Am. Prime Title Servs., LLC v. Zhi Wang

Decision Date03 February 2021
Docket NumberNo. 3D20-1153,3D20-1153
Citation317 So.3d 1183
CourtFlorida District Court of Appeals
Parties AMERICAN PRIME TITLE SERVICES, LLC, Petitioner, v. Zhi WANG, et al., Respondents.

Waugh Law, P.A., and Morgan L. Fayocavitz, and Christian W. Waugh (Orlando), for petitioner.

Payton & Associates, LLC, and Harry A. Payton, and Susan M. Mohorcic, for respondent Zhi Wang.
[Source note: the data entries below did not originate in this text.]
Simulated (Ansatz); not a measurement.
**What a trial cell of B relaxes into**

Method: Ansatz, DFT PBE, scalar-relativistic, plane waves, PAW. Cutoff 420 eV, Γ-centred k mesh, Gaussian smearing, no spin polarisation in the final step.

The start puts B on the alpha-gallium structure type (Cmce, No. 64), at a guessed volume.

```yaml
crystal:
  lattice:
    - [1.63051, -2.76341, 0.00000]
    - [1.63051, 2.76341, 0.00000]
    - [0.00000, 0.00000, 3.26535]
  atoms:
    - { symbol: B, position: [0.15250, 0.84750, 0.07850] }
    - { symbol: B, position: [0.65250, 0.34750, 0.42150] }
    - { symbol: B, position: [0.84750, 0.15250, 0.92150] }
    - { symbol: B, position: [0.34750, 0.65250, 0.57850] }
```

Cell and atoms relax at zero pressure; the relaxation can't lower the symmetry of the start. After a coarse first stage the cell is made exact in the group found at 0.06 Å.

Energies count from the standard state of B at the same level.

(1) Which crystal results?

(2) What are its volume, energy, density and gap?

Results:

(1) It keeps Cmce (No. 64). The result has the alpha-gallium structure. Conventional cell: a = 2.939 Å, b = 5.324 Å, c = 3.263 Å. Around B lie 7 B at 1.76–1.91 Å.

Petitioner, American Prime Title Services, LLC, seeks certiorari review of a lower court order denying a motion to compel the disclosure of any settlement agreements executed between respondent, Zhi Wang, and others in the proceedings below. In the instant petition, American Prime asserts the trial court effectively eviscerated its affirmative defense of setoff by denying it access to the settlement amounts prior to a finding of liability. At this juncture, because the record fails to demonstrate the requisite harm irremediable on plenary appeal to support relief in certiorari, we dismiss.


In 2017, Wang contracted to sell his Miami condominium unit to Sadie Bofill and Orlando Rodriguez. In the days leading up to the closing, Wang's attorney and the title company, Capital Title Group, Inc., were unwittingly deceived by an electronic impersonation attack. As a result, the funds advanced for the purchase price of the condominium were wired to a fraudulent account and never recovered.

Wang filed a lawsuit, grounded in negligence, against American Prime, acting as settlement agent in the transaction, Capital Title, and his attorney and her law firm, and, for breach of contract, against the buyers, seeking to recoup the intercepted monies. In his complaint, Wang initially alleged joint and several liability against American Prime and Capital Title, but, upon American Prime's motion, the trial court struck this theory of liability, determining, instead, that fault would be apportioned among the parties.

Wang settled his claims against his attorney, her law firm, and Capital Title and then amended the complaint to add a claim for attorney's fees, leaving only the buyers and American Prime as active defendants. Thereafter, American Prime sought production of the settlement amounts. Wang objected, asserting the amounts were confidential and irrelevant. American Prime subsequently answered the amended complaint, alleging a litany of affirmative defenses, including setoff, and formally moved to compel the settlement agreements, prior to a finding of liability.

Following a duly noticed hearing, the lower court denied the motion, without prejudice, finding, "[o]nce liability is determined as to [American Prime] the court will review the matter upon motion and notice of hearing." This petition ensued.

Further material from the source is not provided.